When reading through this year’s induction class for the National Sprint Car Hall of Fame, one name that stands out is Tony Stewart.
Stewart’s credentials driving in the United States Auto Club alone being the first to win the midget, sprint car and Silver Crown championships in a single season alone is a worthy enough accomplishment to be enshrined in the Hall of Fame. Then, add in some of his later accomplishments in winged sprint car racing while having his primary focus being on other racing disciplines.
As Stewart passes the age of 50 while looking at his entire résumé inside and outside the driver’s seat, it is fair to speculate on if Stewart’s business accomplishments in the sport will overshadow his accolades as a driver in the next couple of decades?
This is a bold statement considering we are talking about a driver that has won three NASCAR Cup Series championships and an IndyCar title. His talent in the driver’s seat through multiple disciplines has made him a shoe-in for induction for multiple motorsports’ Halls of fame.
While driving less frequently these days, Stewart is still at a relatively young from the business side and has accomplished more as an owner and entrepreneur in motorsports than many of his contemporaries will in a lifetime.
Much like his driving days, Stewart has sprinkled his influence all over the business side of motorsports. Stewart’s multiple championships as a car owner with USAC and the World of Outlaws are enough to put him in the National Sprint Car Hall of Fame and Museum. The accomplishments in other areas of the business portion of the sport might be some of the most impressive.
The purchase of Eldora Speedway at the end of 2004 has turned out to be one of the most influential.
Stewart took an already world-famous racing facility and made vast improvements to its infrastructure. Those renovations allowed Stewart and his team to add huge events like the Prelude to the Dream and the return of a NASCAR national series to a dirt track for the first time since 1970.
With all of Stewart’s success, buying the struggling All Star Circuit of Champions seemed like a purchase of passion at the time. Stewart put people in place to help turn that series around to where the tour now boasts a healthy number of touring teams, increased purses and the most stability since Bert and Bridgett Emick directed the series through the 1980s and ’90s.
If you include Stewart’s involvement as a NASCAR team owner, starting the Superstar Racing Experience and his latest foray into NHRA drag racing (where he has already found victory lane as an owner) and things away from the track such as the International Motorsports Industry Show that returned a major motorsports trade show to Indianapolis after the previous entity had departed for another city and the argument for Stewart’s business profile exceeding his driving résumé builds quickly.
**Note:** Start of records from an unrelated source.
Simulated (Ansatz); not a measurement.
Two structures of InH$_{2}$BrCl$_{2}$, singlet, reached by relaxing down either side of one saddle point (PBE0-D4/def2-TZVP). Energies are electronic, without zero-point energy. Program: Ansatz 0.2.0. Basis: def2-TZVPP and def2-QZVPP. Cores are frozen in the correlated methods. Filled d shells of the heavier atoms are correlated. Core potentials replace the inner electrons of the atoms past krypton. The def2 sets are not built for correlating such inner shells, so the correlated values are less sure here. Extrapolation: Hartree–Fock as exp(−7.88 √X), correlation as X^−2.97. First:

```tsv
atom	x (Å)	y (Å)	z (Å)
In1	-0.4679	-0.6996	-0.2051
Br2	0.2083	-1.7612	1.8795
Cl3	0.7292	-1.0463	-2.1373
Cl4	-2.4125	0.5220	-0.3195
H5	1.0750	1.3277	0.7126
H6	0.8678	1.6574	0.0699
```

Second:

It’s difficult to imagine where the sport might be if none of the events mentioned above took place during the past two decades. Young drivers may not have advanced their careers along with tracks and series that may not have experienced the growth we have recently witnessed.
Rarely do we see someone like Stewart inducted into a Hall of Fame possessing the talent he had driving in multiple formulas, but I’m not sure if we have seen a person achieve the same level of success on the business side.
While the past two decades have been amazing to watch, I’m excited to see what the future holds for Stewart and his future motorsports business endeavors.